Companies from Ganfeng Lithium, Zijin Mining and Rio Tinto have been snapping up salt flat projects in Argentina. |
Ganfeng Lithium Co. Ltd., China's largest lithium producer, has been splashing cash around the industry, shoveling out $1.80 billion for resources since 2021 and seizing market share, according to S&P Global Market Intelligence data.
In its biggest and latest deal, the Tesla Inc. lithium supplier would spend up to $962 million to acquire LitheA Inc., which owns the Pozuelos and Pastos Grandes lithium salt flat assets in Argentina, Ganfeng said July 11. That comes less than two months after the company signed a deal to acquire exploration rights for the Songshugang tantalum-niobium mine in China's Jiangxi province for $159.9 million.
Skyrocketing lithium prices have sparked a global dealmaking frenzy. Chinese lithium producers and battery-makers have poured billions of dollars into domestic and overseas projects, as miners have failed to meet surging demand for the metal that is key to the global transition to electric vehicles.
"Companies are making excessive profit [amid the lithium price boom], so financially strong companies like Ganfeng will continue to expand upstream resources," Zhang Jinhui, an analyst at consultancy ICCSINO, said in an interview.
The Battery-grade Lithium Carbonate EXW China price surged by nearly fivefold to $41,925 per tonne in 2021, while costs remained low. Total cash costs were $2,529/t lithium carbonate equivalent, or LCE, for lithium concentrate operations and $5,048/t LCE for lithium chemicals operations in 2021.
Self-sufficiency drive
The ambitious acquisition forms a crucial part of Ganfeng's strategy to boost self-sufficiency by increasing its supply of raw materials.

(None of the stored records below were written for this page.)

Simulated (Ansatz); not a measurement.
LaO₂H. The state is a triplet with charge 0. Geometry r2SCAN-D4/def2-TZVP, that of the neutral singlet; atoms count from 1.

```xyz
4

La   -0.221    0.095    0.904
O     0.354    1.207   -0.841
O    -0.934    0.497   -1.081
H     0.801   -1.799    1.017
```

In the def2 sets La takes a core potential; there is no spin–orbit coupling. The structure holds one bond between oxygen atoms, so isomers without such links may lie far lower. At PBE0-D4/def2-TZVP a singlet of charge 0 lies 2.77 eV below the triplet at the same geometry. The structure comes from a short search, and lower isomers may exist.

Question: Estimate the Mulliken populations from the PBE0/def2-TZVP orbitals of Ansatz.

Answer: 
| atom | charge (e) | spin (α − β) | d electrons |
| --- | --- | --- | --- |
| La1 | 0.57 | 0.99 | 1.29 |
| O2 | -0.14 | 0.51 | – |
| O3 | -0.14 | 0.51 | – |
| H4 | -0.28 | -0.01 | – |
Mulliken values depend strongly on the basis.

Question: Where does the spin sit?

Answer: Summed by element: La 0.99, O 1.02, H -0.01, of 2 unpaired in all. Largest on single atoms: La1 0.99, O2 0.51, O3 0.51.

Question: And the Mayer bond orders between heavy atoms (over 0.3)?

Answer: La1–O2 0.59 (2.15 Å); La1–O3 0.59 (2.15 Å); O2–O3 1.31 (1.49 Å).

The major challenge for Ganfeng is that its production capacity has grown much faster than project development, Zhang said. Of its eight major lithium assets, five have yet to be brought on stream, according to Market Intelligence data.
The company's assets can supply about 40% of the raw materials it needs for its refined products. That means rising prices for lithium spodumene concentrate have also boosted input costs and limited profitability. Ganfeng's gross profit margin reached 50.39% in the first quarter, lagging behind its biggest domestic rival, Tianqi Lithium Corp., which is fully self-sufficient, at 73.22%.
Ganfeng aims to achieve 70% self-sufficiency by 2025, a representative told S&P Global Commodity Insights. The company plans to boost the annual production capacity of its lithium compounds and resources projects to 300,000 tonnes LCE by 2025, with a longer-term target of 600,000 tonnes LCE, according to its 2021 annual report.
"[The Pozuelos and Pastos Grandes projects] could be key assets for Ganfeng's medium-term supply," Commodity Insights analyst Yao Shunyu said. The combined operations are targeting annual production of 30,000 tonnes LCE in the first phase, with the potential to expand to 50,000 t/y, Ganfeng said in a July 11 filing.
The LitheA acquisition is still subject to approval by Chinese authorities. A Ganfeng representative said an ongoing insider trading probe of a 2020 deal with Jiangxi Special Electric Motor Co. Ltd. would not affect the transaction.
While the investigation would restrict the company's refinancing activities for a year, Ganfeng plans to use its own funds for the LitheA acquisition. The company estimated July 14 that its net income for the first half will surge by 408.2% to 535.3% year over year, to at least 7.2 billion Chinese yuan.
Growing interest in Argentina
The LitheA deal once again put the spotlight on Argentina.
As of late 2021, Zijin Mining Group Co. Ltd. gained control of the 3Q lithium brine project in Catamarca through the acquisition of Neo Lithium Corp. for $719.6 million, and Rio Tinto Group acquired the Salar del Rincon lithium project in Salta for $825 million. Ganfeng took full control of the Mariana property in Salta as of October 2021 and holds a 46.66% stake in Cauchari-Olaroz, which are two of the biggest lithium brine projects in the country.
"A stronger resource base in Argentina could also potentially provide lower-cost brine-based lithium production, with closer proximity to the growing European and North American EV markets," said Alice Yu, a senior analyst with Commodity Insights.
Argentina is leading the lithium M&A race with Bolivia and Chile, its neighbors in the Lithium Triangle, due to lower mining costs and business-friendly policies that attract more foreign investment. Chile has classified lithium as a strategic resource, while Bolivia has yet to start commercial lithium operations. While Argentina authorities recently set a lithium export reference price, the country is still open for foreign businesses to explore and produce lithium.
"Argentina is home to commercial lithium operations, which means new projects can make use of existing infrastructures, and there [is] lithium processing expertise in the country," Commodity Insights' Yao said.
As of July 14, US$1 was equivalent to 6.76 Chinese yuan.
S&P Global Commodity Insights and S&P Global Market Intelligence are owned by S&P Global Inc.